The first two presidents of the U.S., Washington and Adams, never shook hands while president, instead they bowed, Greene said. U.S. citizens similarly bowed back. President Thomas Jefferson changed all that, Greene explained, as he shunned displays reminiscent of Old World royalty in favor of the great leveler, the common handshake. Health 2.0 flourishes in similar settings -- there can be no more bowing down to doctors, Greene implied. Crowd sourcing health information is the key.

"There's another kind of handshake," Greene explained later. "That's the data handshake." Greene argued that health data must be easily transferred from one platform to another. "That will make all of these things so [much] more usable," Greene said. "With that comes mobile -- the more we have things usable in a mobile way, the better."

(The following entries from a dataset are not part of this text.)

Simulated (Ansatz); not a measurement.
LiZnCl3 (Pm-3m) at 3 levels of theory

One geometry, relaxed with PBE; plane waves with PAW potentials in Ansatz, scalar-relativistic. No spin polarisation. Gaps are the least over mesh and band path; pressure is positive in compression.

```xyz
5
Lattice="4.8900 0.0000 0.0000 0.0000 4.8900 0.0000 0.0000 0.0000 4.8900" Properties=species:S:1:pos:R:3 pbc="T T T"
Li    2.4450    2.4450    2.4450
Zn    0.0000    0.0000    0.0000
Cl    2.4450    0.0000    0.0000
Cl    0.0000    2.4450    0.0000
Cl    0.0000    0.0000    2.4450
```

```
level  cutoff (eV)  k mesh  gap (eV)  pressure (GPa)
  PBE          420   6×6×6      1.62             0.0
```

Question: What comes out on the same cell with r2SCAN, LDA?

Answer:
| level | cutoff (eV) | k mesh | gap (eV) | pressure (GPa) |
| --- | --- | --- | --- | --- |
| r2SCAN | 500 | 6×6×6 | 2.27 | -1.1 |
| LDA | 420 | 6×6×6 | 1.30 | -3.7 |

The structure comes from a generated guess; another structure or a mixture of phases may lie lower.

"A lot of your life happens when you are out," Amy Tenderich from DiabetesMine.com added. So users of these sites need to record information on scraps of paper and then "go home at the end of the day and type all that information in," Tenderich lamented. Clearly, that's a huge barrier to entry for desktop-based services.

While audience members offered potential solutions, one of which included leveraging camera phones for barcode scanning, the key is to make that "data handshake" as simple as possible. 

Toward the end of the debate, Greene noted that Thomas Jefferson was also responsible for the introduction of the tomato into our diets. The average kid in the U.S. doesn't like to eat fresh tomatoes, Greene said. Studies show, however, that the more a child gets involved with the vegetable's preparation the more likely they will eat it.

"If parents would hand their kid the knife, responsibly, the kid is more likely to eat it," Greene said. "It's time in healthcare to stop telling people to eat tomatoes but to give them the knife instead. And if a child goes out and picks a tomato himself, he's even more likely to eat it," Greene said. "That's the Health 2.0 angle."

"The real game changer, though, is when a child happens to plant a tomato plant," Greene said. "That's what we really need: For people to become producers and not just consumers."